Civil Appeal Case No. 06 of 2010
BETWEEN:
NATASHA ITO NGUYEN
First Appellant
AND:
PATRICK TRANNE
Second Appellant
AND:
JEAN FRANÇOIS NGUYEN
Respondent
Coram: Justice D. V. Fatiaki
Counsels: Mrs. M. N. Patterson for the Appellants
Mr. C. Rarumai for the Respondent
Date of Decision: 8 November 2013.
JUDGMENT
- This is a joint appeal against the judgment of the Magistrate's Court awarding the respondent "VT700,000 for the damage caused to his marriage and family life" against the second appellant only. No award was made against the first appellant who was the respondent's estranged wife. Accordingly, on the court's reading of Section 18 (2) of the Matrimonial Causes Act the first appellant's appeal must be considered doubtful and incompetent.

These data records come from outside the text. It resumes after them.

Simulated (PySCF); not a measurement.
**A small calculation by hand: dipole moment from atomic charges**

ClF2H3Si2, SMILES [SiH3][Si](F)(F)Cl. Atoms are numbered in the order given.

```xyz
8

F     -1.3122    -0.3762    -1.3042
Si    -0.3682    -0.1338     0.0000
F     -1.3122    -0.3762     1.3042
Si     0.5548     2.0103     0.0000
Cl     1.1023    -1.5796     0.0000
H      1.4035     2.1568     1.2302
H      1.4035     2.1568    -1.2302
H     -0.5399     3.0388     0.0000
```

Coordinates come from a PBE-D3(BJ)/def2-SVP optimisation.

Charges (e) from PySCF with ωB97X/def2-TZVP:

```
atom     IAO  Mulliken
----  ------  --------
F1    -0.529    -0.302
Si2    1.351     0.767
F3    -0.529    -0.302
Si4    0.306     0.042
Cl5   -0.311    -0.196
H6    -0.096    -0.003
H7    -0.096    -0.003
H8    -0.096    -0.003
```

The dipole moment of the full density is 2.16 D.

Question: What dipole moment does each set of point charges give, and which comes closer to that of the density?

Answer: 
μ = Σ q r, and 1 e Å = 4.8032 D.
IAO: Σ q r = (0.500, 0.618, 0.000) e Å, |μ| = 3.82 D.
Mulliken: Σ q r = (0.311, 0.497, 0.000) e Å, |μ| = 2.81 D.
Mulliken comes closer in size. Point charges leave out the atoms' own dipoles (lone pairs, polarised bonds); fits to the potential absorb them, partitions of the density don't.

- Be that as it may from the very outset the proceedings in this case encountered problems in being commenced and entitled as a "Matrimonial Case" and then being converted by the magistrate's direction into a "Civil case". The claim also named the estranged wife as the first defendant yet sought no relief or orders against her and, finally, the case was decided without hearing oral evidence from the witnesses albeit with the
agreement of both counsels and in the absence of any request for cross examination.
- A brief chronology of relevant events may be summarized as follows:
- On 9 December 1995 the first appellant and the respondent were married in a civil ceremony at the Port Vila Town Hall;
- On 14 March 2006 the respondent filed a petition for dissolution of marriage in Matrimonial Cause No. 1 of 2006 on the sole ground:
"That the (first appellant) has since the celebration of marriage have committed adultery with another (unnamed) man".
- With hindsight, it was extremely unfortunate that no co-respondent was named or disclosed in the respondent's petition as required, nor were particulars of the alleged adultery including date(s) and place(s) supplied or requested. This "lacuna" in the petition was exacerbated by the absence of any opposition to the petition from the first appellant and the absence of any sworn statement or evidence from the respondent in support of the petition.
- I say "with hindsight" advisedly because it became very clear during the course of the respondent's subsequent claim for damages that the parties had been
labouring under a common and mutual mistake as to the particular incident(s) of adultery that was relied upon in the respondent's
earlier divorce petition. The appellants say it was the first appellant's "one night affair" in June 2005 with an unidentified Canadian man in Thailand. The respondent, equally forcefully, asserts: "I filed for divorce purely on the ground of adulterous affair between ... (the appellants) ... because of the fact that I was convince and proof of it".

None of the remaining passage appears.